What do you know? I just tried a Loch Lomond that was distilled in 1974 and bottled after 23 years in 1997. Now I will try a Loch Lomond distilled in 1996 and bottled after 23 years in 2018. Speaking of continuity, yet I do believe it will be very different as a lot has changed in the intervening years at this distillery. That’s why I was happy to try them head-to-head.
I was expecting another quasi tropical nose, but no way, josé. This reminds me of white bread at first, wet cardboard and some old oaken furniture, before even a hint of fruit reveals itself. Think yellow apples, hard pears and overripe grapefruit. Soft pepper. A hint of Highland Peat, so it’s a safe bet that this Loch Lomond is actually an independelty bottled Inchmurrin.

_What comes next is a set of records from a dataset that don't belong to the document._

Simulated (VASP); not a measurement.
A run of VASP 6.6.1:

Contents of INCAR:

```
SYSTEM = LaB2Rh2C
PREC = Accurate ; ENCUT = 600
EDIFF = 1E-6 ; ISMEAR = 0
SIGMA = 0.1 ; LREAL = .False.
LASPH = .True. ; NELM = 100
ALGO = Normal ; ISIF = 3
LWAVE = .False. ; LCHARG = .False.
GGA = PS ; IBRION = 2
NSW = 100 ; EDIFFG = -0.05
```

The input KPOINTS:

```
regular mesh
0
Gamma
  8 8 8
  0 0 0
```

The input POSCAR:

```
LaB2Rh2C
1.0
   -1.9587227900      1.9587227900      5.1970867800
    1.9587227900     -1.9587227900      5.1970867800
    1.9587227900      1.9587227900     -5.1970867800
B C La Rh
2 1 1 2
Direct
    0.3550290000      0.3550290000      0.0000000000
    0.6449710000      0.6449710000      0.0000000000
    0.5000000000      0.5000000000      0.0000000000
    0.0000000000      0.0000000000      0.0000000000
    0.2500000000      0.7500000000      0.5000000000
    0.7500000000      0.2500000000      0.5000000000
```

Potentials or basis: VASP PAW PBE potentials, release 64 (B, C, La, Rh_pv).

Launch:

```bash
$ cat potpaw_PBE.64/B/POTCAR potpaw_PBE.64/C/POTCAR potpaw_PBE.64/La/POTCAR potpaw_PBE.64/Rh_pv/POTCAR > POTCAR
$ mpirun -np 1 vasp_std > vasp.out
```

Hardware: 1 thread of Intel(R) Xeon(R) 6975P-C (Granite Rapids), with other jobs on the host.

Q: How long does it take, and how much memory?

It’s pretty fatty on the palate and now offers the apples first, than the bread. The grapefruit returns to add a bitterness. Yes, this is Inchmurrin alright. It’s a bit musty too, as if I am in the attic. Black tea, green garden herbs and a big sour note from citric acid candy. The taste is a lot better than the rather boring nose suggested.
The finish is long, sweet, smoky and peppery. Quite mild and somewhat drying. Pleasant.
An incognito Inchmurrin without a doubt. Fun, good and interesting, but the nose was a bit of a letdown.